Overwrought, crazily ambitious, bracingly acted?

Guilty on all counts, it turns out, for 12, a Russian redo of Sidney Lumet's 1957 bare-bones jury-room drama 12 Angry Men.

Not that I'm complaining. Remakes, even the most accomplished of them, tend to be about as creatively vigorous as a fresh coat of eggshell-white and new beige drapes in the same well-maintained room; no one's ever going to accuse them of being too bold.

12, however, is just the opposite: brazen and unruly and daring, almost to a fault. Even if it never musters the lacerating intensity, the unsettling claustrophobia, of Lumet's original, it scores points for sheer audacity. Moreover, however it's received -- it earned an Oscar nomination for best foreign language film in 2008 -- it's never dull and frequently, ecstatically, entertaining.

In this adaptation, directed by Nikita Mikhalkov, the accused is not a U.S. teenager but a Chechen youth (Apti Magnamaev) on trial for the killing of his adoptive Russian father.

As in the 1957 film, a sole juror (Sergei Makovetsky in the Henry Fonda role) is convinced of the accused's innocence and attempts to sway the opinion of the other 11. Pitted against him for the jury's fragmented soul is a bigoted cab driver (Sergey Garmash), seething under a cloud of hatred and anger. (In a small but pivotal role, director Mikhalkov himself portrays the jury foreman.)

Subtlety, it should be said, is not the film's strong point.

Intact as the skeleton of Reginald Rose's half-century-old screenplay may be, Mikhalkov ratchets the volume -- and the theatrics.

For one thing, he embellishes his version with personal revelations from each of the jurors, alongside flashbacks to the Chechen war itself.

For another, he jettisons the cramped quarters of Lumet's movie and transplants the deliberations to a disintegrating high school gym obviously meant to mirror Russia's state of decay. The expansive arena affords the actors greater reach in which to manoeuvre, but it also removes the characters from the original's pressure cooker environment.

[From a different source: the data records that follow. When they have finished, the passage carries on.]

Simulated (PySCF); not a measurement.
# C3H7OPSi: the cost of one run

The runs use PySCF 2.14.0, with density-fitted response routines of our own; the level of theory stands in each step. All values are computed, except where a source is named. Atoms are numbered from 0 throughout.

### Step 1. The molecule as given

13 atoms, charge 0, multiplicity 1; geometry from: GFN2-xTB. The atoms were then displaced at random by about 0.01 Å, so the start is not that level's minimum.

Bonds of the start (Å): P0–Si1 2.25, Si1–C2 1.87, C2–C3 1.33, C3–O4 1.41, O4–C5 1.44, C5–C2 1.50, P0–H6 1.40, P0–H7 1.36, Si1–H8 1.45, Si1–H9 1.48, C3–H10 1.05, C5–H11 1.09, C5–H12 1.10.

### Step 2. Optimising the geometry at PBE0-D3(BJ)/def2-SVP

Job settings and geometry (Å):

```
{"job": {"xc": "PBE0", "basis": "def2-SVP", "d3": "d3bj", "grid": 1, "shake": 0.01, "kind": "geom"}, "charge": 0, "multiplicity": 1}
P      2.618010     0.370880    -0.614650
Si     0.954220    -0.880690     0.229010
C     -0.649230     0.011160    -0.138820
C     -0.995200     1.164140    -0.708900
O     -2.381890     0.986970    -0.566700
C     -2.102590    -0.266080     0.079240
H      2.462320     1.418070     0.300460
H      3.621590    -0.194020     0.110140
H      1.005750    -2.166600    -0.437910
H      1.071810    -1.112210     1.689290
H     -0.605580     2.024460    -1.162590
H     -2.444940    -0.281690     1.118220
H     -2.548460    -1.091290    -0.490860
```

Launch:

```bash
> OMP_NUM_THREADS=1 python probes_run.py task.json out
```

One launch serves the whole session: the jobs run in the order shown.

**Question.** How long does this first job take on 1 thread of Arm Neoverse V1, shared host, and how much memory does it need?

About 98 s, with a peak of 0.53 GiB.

Then again, Mikhalkov's film -- immersed in post-Soviet Russia and thick with in-your-face symbolism (thus a flittering sparrow unable to escape the gym) -- has much more on its mind than fidelity to Lumet's streamlined potboiler. So much so, in fact, that it's nearly an hour longer than its predecessor, although I nevertheless found it consistently engrossing, fuelled by gripping stories and images, even when the filmmakers drift into monologues and metaphors.

And for those willing to admire and accept 12 on its own terms, the rewards are deep and devastating.